I promised myself that this is the very week that I would (finally) put something on this blog about the vacation that Tom and I took the week of Aug. 10th for our 11th wedding anniversary. We’d tossed around some other ideas, and we may have even gone to Hawaii if we’d planned ahead a little further (for people that know us, the beach vacation is a radical departure from our typical vacation mindset). It turned out that a shorter vacation to the East Side of the Sierra was absolutely perfect. Our trip had three parts. We had time to finish up some projects ahead of time so that they weren’t hanging over hour heads for the vacation, and then hiked to the top of Mt. Tyndall, wandered slowly through the Bristlecone Pine Forrest, and climbed in Clark Canyon.
Mt. Tyndall tops out at 14,018, making it just barefly one of the 15 mountains in California over 14,000 feet. Having never been to the top of one, I was nervous about my level of fitness. True, it’s a hiker’s summit, meaning that no technical climbing is involved, but in terms of measuring my recovery, it’s nice to hit some concrete fitness milestones, and a 14er certainly counts there. It’s also a beautiful hike. We were lucky enough to have the advice of a friend who, in spite of a somewhat harrowing experience personally on the top of his particular mountain, recommended it to us.

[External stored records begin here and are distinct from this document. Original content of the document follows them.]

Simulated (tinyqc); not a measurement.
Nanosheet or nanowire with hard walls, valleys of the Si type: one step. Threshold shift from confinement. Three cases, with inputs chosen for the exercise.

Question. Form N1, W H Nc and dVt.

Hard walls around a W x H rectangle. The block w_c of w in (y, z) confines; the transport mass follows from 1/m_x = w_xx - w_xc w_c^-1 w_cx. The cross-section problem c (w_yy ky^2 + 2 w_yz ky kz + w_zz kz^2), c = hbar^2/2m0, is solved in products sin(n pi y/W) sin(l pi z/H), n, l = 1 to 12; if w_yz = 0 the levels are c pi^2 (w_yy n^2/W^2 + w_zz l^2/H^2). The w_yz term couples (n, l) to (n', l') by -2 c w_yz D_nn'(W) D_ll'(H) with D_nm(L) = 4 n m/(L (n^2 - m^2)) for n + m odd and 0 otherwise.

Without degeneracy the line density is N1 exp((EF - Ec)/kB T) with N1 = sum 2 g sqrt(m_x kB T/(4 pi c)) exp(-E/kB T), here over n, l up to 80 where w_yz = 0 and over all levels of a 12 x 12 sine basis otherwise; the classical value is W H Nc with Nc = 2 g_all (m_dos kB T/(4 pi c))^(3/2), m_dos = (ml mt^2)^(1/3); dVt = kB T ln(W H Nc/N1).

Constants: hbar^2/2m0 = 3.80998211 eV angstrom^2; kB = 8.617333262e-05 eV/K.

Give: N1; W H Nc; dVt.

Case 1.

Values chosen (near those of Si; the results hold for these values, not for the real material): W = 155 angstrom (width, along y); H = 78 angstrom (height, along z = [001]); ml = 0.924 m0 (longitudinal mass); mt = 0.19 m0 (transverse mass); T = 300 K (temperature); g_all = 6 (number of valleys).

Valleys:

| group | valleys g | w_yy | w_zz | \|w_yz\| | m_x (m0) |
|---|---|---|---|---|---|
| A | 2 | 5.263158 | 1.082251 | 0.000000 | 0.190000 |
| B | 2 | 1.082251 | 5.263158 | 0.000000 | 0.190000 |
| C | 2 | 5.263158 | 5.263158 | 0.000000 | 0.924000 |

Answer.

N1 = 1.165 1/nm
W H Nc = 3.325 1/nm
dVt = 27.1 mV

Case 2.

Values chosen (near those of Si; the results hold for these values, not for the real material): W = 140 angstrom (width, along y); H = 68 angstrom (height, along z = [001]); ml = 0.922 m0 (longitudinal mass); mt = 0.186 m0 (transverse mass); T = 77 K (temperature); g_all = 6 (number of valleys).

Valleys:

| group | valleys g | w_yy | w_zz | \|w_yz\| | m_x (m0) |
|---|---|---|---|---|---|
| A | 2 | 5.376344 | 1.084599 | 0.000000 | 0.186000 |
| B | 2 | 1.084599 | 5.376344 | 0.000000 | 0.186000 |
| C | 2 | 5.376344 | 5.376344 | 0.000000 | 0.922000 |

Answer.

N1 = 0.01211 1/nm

We got a bit of a late start, leaving the parking lot at 12:30pm in the considerable heat of the day. Fortunately, the trail sticks relatively close to Symmes Creek to start out (crossing it 4 times) and broke up the hot and dusty trail with a bit of cool shade and greenery before we hit the 50+ switchbacks that leads up to Anvil Camp. (We heard 56, but looking around the internet, there seem to be a lot of different numbers out there.) Switchbacks are awesome – we climbed slowly but steadily up into the mountains, over terrain that would have been much too steep if we’d tackled it straight on. But my legs still aren’t as strong as I think that they ought to be, and as the day wore on, I started worrying about how tired they were, and whether I’d be too sore and/or too slow to make it to the summit the following day. I’m not a graceful worrier, especially when you mix worry in with disappointment and frustration, but Tom, with more than 11 years of experience, weathered the storm bravely. We cooked up a bit of dinner at Anvil Camp around 6:30, and then almost immediately, just before Pothole, came across a nice flat camping area and decided to spend the night.
The next morning, we left our overnight gear in place, and Tom wordlessly stuffed most of what we would need for the day into his pack, leaving me with a blessedly light pack. The steep grade to Shepherd’s Pass seems intimidating, but even at my relatively slow pace, we managed to get to Shepherd’s Pass about an hour after leaving camp. Tom would have been there much faster, but we cleverly arranged for him to carry the camera so that he could entertain himself by stopping to take pictures, and so match my pace.
Mt. Tyndall is too blocky to fire the imagination of a rock climber, but for me, working on my nervousness about boulder fields, it held its own challenge. From Shepherd’s Pass, the North Rib looks much steeper than the NW Ridge, but I’d read online somewhere that it was more solid. On the ascent, we crossed over onto steep slabs on the left side of the Rib, which although steep were wonderfully solid. On the descent, we found a well-worn trail to the right of the rib, that seemed less steep, and was also quite stable.
We made it to the summit at around 11:30, and had it to ourselves. The views from the tippy top of mountains is exquisite. We lounged there for a while under clear blue skies, read and signed the summit register, had a bit to eat, took our summit photos, and a short nap. More food and napping was in order when we returned to the lake close to the Pass, and we still made it down in time to relax for a while (more napping) before dinner.
At first glance, the high mountains seem like a harsh and barren place, all rock and no life, so I was surprised at the number of wildflowers that we saw up above Shepherd’s Pass. As we descended from Mt. Tyndall, Tom stopped several times to take pictures of the Alpine Gold, and we remarked on several plants that seem to have been dug up for food. As we hiked down from our campsite on the third day, we chatted briefly with a guy who had been up at Shepherd’s Pass doing a mammal survey. They’d seen pikas, 2 kinds of squirrels and a many many marmots. Life is amazing.